Hacker News new | ask | show | jobs
by Sohcahtoa82 259 days ago
I imagine the answer is "Higher quality" or "Better customization". You can get extremely precise control over the render pipeline on a CPU since you can calculate pixels however you want.

But...with today's world of pixel shaders (Really, a world that's existed for 10+ years now), I'd be surprised if there's actually any benefit to be had these days. With a proper pixel shader, I doubt there's anything you could do on a CPU that you couldn't do on a GPU, and the GPU would be massively parallel and do it much faster.

1 comments

You give my understanding in your last sentence there. I don't think there's any "higher quality" graphics which could be rendered on a CPU that couldn't be rendered on a GPU. Since they are equivalent in their possible actions, the only differential would be speed, which is what GPUs are designed for.

But to play devil's advocate against myself, I have heard that programming for GPUs can be harder for many things. So maybe usability and developer-friendliness is what is meant by CPUs being better?

GPUs are TERRIBLE at executing code with tons of branches.

Basically, GPUs execute instructions in lockstep groups of threads. Each group executes the same instruction at the same time. If there's a conditional, and only some of the threads in a group have a state that satisfies the condition, then the group is split and the paths are executed in serial rather than parallel. The threads following the "true" path execute while the threads that need to take the "false" path sit idle. Once the "true" threads complete, they sit idle while the "false" threads execute. Only once both threads complete do they reconverge and continue.

They're designed this way because it greatly simplifies the hardware. You don't need huge branch predictors or out-of-order execution engines, and it allows you to create a processor with thousands of cores (The RTX 5090 has over 24,000 CUDA cores!) without needing thousands of instruction decoders, which would be necessary to allow each core to do its own thing.
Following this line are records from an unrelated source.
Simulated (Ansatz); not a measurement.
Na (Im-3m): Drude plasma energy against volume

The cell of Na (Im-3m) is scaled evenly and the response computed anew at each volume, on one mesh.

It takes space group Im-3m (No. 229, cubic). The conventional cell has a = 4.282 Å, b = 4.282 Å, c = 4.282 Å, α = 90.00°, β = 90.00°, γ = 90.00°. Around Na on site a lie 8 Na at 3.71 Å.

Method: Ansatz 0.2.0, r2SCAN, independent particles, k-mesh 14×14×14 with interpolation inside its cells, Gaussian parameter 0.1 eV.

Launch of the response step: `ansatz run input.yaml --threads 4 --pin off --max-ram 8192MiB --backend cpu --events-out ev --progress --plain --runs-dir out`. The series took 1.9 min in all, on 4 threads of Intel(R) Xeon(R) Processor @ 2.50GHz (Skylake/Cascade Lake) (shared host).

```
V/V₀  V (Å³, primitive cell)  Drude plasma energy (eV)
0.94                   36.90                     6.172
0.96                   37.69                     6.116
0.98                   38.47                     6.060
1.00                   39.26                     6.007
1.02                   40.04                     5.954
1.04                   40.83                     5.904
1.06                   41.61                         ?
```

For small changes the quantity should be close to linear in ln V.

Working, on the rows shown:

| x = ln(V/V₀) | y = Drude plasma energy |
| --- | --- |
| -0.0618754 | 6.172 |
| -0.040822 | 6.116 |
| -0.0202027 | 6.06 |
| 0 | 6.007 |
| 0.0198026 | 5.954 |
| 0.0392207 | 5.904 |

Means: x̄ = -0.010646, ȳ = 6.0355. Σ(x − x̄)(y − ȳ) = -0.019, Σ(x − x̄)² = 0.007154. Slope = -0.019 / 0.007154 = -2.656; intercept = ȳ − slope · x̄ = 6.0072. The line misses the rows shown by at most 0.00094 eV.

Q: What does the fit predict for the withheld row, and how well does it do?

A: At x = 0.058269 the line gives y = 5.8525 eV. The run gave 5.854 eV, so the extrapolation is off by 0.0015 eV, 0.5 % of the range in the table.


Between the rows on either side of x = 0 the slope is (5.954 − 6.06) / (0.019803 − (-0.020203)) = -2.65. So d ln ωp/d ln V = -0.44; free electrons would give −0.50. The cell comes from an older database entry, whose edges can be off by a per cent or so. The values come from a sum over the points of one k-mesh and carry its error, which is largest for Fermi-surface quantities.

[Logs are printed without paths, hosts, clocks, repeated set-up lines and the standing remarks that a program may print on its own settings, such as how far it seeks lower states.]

There ARE ways to work around this. For example, it can sometimes be faster to compute BOTH sides of a branch, but then merely apply the "if" on which result to select. Then, each thread would merely need to apply an assignment, so the stalls only last for an instruction or two.

Of course, it's worth noting that this non-optimal behavior is only an issue with divergent branches. If every thread decides the "if" is true, there's no performance penalty.